This metric is updated live when markets are open.

## EV to Pre‑Tax Income

Unit: Ratio

Enterprise Value to pre-tax income indicates what is a company being valued per each dollar of Pretax Income generated.

This metric is updated live when markets are open.

## EV to Sales

Unit: Ratio

Enterprise Value to Sales indicates what is a company being valued per each dollar of revenue generated. This is similar to the Price / Sales ratio but adjusted for the company’s net debt.

This metric is updated live when markets are open.

## EV to Total Assets

Unit: Ratio

Enterprise Value to indicates what is a company being valued per each dollar of asset value. This should be the default EV multiple used in an asset driven business.

This metric is updated live when markets are open.

## Forward P/E

Unit: Ratio

The Forward Price to Earnings ratio divides the current price by the estimated EPS for the next fiscal year. Since some companies end their fiscal years in different months the Forward P/E ratio may assume a different timespan for different companies.

This metric is updated live when markets are open.

## Greenblatt Earnings Yield (Premium Plus)

Unit: Ratio

This variation of earnings yield compares Operating Income (a.k.a EBIT) to Enterprise Value. It is used by Joel Greenblat in his bestselling book The Little Book That Beats the Market

## Margin of Safety (EPV) (Premium Plus)

Unit: Percentage

The Margin of Safety (EPV) is a valuation measure based on Greenwald’s formula where higher values are safer choices. It is calculated as Earnings Power Value (EPV) minus the current price and divided by the EPV.

This metric is updated live when markets are open.

## P/E Differential (Premium Plus)

Unit: Ratio

The estimated price to earnings ratio for the in progress fiscal year minus the EPS growth forecasted for the next fiscal year. The P/E Differential indicate if a company is undervalued or overvalued relative to its current P/E and expected future earnings. Positive numbers mean overvaluation, negative number mean undervaluation. The higher the positive number, the more overvalued a stock is. Conversely the more negative a number is, the more undervalued a stock is.

This metric is updated live when markets are open.

## PEG Forward

Unit: Ratio

Price/Earnings to Growth Forward Ratio, or PEG Forward, attempts to improve upon Price/Earnings comparisons by accounting for earnings growth. It is calculated by dividing the forward Price/Earnings Ratio for the next 12 months by the estimated Earnings Per Share (EPS) growth for the next 5 years. The lower the PEG value, the cheaper the valuation; values of 1 suggests perfect pricing. If the expected growth or forward Price/Earnings value is negative, then no PEG ratio is calculated.

## PEG Trailing

Unit: Ratio

Price/Earnings to Growth Trailing Ratio, or PEG Trailing, attempts to improve upon Price/Earnings comparisons by accounting for earnings growth. It is calculated by dividing the current Price/Earnings Ratio (TTM) by the average Earnings Per Share (EPS) growth rate over the past 5 years. The lower the PEG value, the cheaper the valuation; values of 1 suggests perfect pricing. If the historical growth or current Price/Earnings value is negative then no PEG ratio is calculated.

## Price / Book

Unit: Ratio

Compares a stock’s market value to the value of total assets less total liabilities (book value). This is also known as P/B or PB. A low P/B ratio could mean that the stock is undervalued. However, it could also mean that something is fundamentally wrong with the company.

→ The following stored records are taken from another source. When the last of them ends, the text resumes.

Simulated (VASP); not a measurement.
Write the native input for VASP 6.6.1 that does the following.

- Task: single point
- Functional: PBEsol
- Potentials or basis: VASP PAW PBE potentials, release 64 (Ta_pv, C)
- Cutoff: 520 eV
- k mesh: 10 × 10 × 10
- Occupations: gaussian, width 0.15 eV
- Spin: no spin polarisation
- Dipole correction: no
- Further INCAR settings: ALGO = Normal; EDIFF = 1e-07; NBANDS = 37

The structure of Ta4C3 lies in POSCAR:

This metric is updated live when markets are open.

## Price / Cash Flow

Unit: Ratio

Price to Cash Flow Ratio or PCF is an alternative to Price / Earnings. The argument for using cash flow over earnings is that the former is not easily manipulated, while earnings are affected by depreciation and other non-cash factors.

This metric is updated live when markets are open.

## Price / Earnings

Unit: Ratio

A valuation ratio of a company’s current share price compared to its per-share earnings over the past 12 months. This is also known as a stock’s multiple, P/E or PE ratio. In general, a high P/E suggests that investors are expecting higher earnings growth in the future compared to companies with a lower P/E.

This metric is updated live when markets are open.

## Price / Earnings Adjusted

Unit: Ratio

The Price/Earnings ratio adjusted for the net cash (or debt) on the balance sheet, as if all cash were used to buyback stock and all debt were paid by issuing stock.

This metric is updated live when markets are open.

## Price / Free Cash Flow

Unit: Ratio

Price to Free Cash Flow is a valuation metric that compares a company’s market price to its level of annual free cash flow. This is similar to the valuation measure of price-to-cash flow but uses the stricter measure of free cash flow, which reduces operating cash flow by capital expenditures. This is done as companies need to maintain or expand their asset bases (capital expenditure) to either continue growing or maintain the current levels of free cash flow.

This metric is updated live when markets are open.

## Price / Sales

Unit: Ratio

Price to Sales is calculated by dividing a stock’s current price by its revenue per share for the trailing 12 months. This is also known as P/S or PS. It doesn’t take any expenses or debt into account but is particularly useful for comparing stocks with negative earnings.

This metric is updated live when markets are open.

## Price / Tangible Book

Unit: Ratio

Compares a stock’s market value to the value of total assets less total liabilities and intangibles. A low ratio could mean that the stock is undervalued. However, it could also mean that something is fundamentally wrong with the company.

This metric is updated live when markets are open.

## Price to Graham Number (Premium Plus)

Unit: Ratio

The price to Graham Number ratio is a conservative valuation measure based on Benjamin Graham’s classic formula. The Graham Number is one of his tests for whether a company is undervalued and is computed as the square root of 22.5 times the tangible book value per share times the diluted continuing earnings per share. Any stock with a value less than 1.0 is considered undervalued.

This metric is updated live when markets are open.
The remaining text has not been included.